The exploration companies that act as the research-and-development arm of Nevada's mining industry won a key legal battle last week.
District Court Judge James E. Wilson Jr. in Carson City ruled that fees on mining claims levied by the State Legislature are unconstitutional.
In his ruling, which came only a day before the fees were to take effect, Wilson said the fees amount to a tax. The state's constitution allows for taxes to levied only against the net proceeds of mining companies and specifically forbids taxes on the industry's property holdings.
Edie Cartwright, a spokeswoman for the State Attorney General's office, said last week attorneys for the state were assessing the decision and hadn't decided whether to appeal.
The new fees, which were adopted on a one-time basis by the Legislature in 2010 to close an $887 million gap in the state budget, would have ranged from $80.50 per claim for organizations that hold fewer than 200 claims to $205.50 per claim for owners of 1,300 or more claims.

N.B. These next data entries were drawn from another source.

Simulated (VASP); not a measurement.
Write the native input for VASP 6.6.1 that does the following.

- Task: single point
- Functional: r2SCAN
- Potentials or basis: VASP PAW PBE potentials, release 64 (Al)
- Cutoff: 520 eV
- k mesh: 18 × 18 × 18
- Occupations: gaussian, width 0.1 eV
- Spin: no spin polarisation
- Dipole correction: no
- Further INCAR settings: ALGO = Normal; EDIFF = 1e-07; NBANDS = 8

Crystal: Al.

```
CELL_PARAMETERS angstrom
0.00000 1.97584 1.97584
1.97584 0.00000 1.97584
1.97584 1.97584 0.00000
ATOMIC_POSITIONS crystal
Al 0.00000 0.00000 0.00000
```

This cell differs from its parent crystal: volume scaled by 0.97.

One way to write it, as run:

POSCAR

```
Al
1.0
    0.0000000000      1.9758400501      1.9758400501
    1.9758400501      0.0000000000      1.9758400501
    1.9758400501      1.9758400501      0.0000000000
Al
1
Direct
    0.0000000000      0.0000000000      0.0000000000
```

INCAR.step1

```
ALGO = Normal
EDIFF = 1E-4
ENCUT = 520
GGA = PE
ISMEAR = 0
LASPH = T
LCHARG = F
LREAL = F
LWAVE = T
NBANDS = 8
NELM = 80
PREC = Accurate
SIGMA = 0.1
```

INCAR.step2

"The Legislature cannot discard the Constitution due to hard times," wrote Reno attorney Thomas Erwin in a brief he filed as a friend of the court in the Carson City case.
Erwin represents Claremont Nevada Mines, an Elko-based exploration company owned by the Buster Hunsaker family. Claremont Nevada had filed a separate legal challenge last summer in Elko County.
The Carson City case was filed by BL Exploration LLC, Desert Pacific Exploration Inc., MGC Resources Inc, Redstar Gold USA Inc., Western Exploration Inc. and Arthur R. Leger, a longtime exploration geologist in Nevada.
The mining industry figures as a rough rule of thumb that about 100 claims are needed to control a potentially attractive mining property.
Nearly 193,000 mining claims were active in Nevada at the end of 2010, says the state's Division of Minerals.
Most of those claims are held by smaller companies.
Erwin last year found that only nine companies that actually operate mines in the state are among the 40 largest holders of mining claims in Nevada.
Executives of the minerals exploration business complained that the new fee would hit companies that typically are cash-strapped because they don't have revenue until gold or other minerals are discovered. Exploration firms also said the money spent on the state fees would be diverted from direct expenditures such as contract geologists and drilling rigs.
The Fraser Institute, a Canadian think tank, cautioned last year that the prospect of higher claims fees threatened to cool the mining industry's interest in Nevada exploration projects.
On the other hand, rising gold and silver prices spurred interest in exploration.
The 192,953 mining claims active in Nevada at the end of 2010 marked a 1.4 percent increase over the 190,375 active at the end of 2009.